Phone people who I trust, who have looked at this and who know more than I do, tell me that fault detection and repair is far easier in TDM. As for the features you cited, yeah we'll need to disagree. If I get the energy to do it, I will post a query about the features you cited. But then I might not because it would be really long and would take me quite a bit of time.


Post 9/11 many large enterprise customers began exploring business continuity strategies should another terrorist strike happen. Some companies have implemented a dual softswitch strategy or a softswitch backup to a TDM infrastructure.

Some of this was done right after 9/11 where companies around the WTC erected broadband LOS to get across the river or to other locations in the city. IP phones were distributed and those users were connected back to the network.

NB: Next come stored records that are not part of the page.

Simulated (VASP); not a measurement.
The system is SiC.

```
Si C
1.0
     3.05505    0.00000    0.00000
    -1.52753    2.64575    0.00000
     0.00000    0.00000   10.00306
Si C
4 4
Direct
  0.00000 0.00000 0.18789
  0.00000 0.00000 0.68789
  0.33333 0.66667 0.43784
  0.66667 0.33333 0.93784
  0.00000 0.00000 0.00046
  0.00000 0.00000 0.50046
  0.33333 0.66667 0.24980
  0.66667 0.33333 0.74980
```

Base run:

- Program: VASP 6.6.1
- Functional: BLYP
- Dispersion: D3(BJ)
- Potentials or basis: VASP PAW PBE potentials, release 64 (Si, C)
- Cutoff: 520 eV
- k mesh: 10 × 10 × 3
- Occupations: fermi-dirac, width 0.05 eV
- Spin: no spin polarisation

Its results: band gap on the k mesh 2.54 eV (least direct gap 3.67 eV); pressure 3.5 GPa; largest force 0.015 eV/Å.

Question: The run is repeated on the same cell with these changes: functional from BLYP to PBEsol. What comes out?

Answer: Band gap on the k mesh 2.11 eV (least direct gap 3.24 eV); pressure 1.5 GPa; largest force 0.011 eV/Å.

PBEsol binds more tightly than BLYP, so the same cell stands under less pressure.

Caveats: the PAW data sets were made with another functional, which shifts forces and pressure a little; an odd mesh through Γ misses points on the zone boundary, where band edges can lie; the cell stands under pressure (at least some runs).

Funny about the post-9/11 thing about getting across the river. A company called Terabeam (infrared laser transport) claimed that they did this for clients after 9/11. I am very doubtful, because the Hudson River is wider than Terabeam's signals can travel according to my understanding of it.

But Merrill Lynch was a big venture investor in Terabeam and its major component supplier, and Merrill had a building on the Hudson. And we have to figure that Merrill Lynch would have been one of the investment bankers if they'd been able to shove this one out toward the dumb money. Hence that claim about 9/11.

Also after 9/11, the CEO of Verizon gave a speech calling for the end of UNE-P and equating CLEC personnel with terrorists. It didn't take long for 9/11 to be used for cynical purposes, not to mention the Iraq War. But I digress. My point is that carriers and vendors will tell any lie they can get away with. No one should ever forget that.
technonerd
technonerd
12/5/2012 | 2:10:05 AM
re: Light Reading Idol
Well technonerd can you at least state that the fact that you spoke to a few phone people is not and indicator of the entire market response.
Well yes of course that's true. But I'm also going to say that before I retired I had a network of smart, honest, unbiased people within the vendors and the carriers who I would talk to about these things. They were all interested in the softswitch concept but said it was nowhere close to fruition and wouldn't be for quite a while.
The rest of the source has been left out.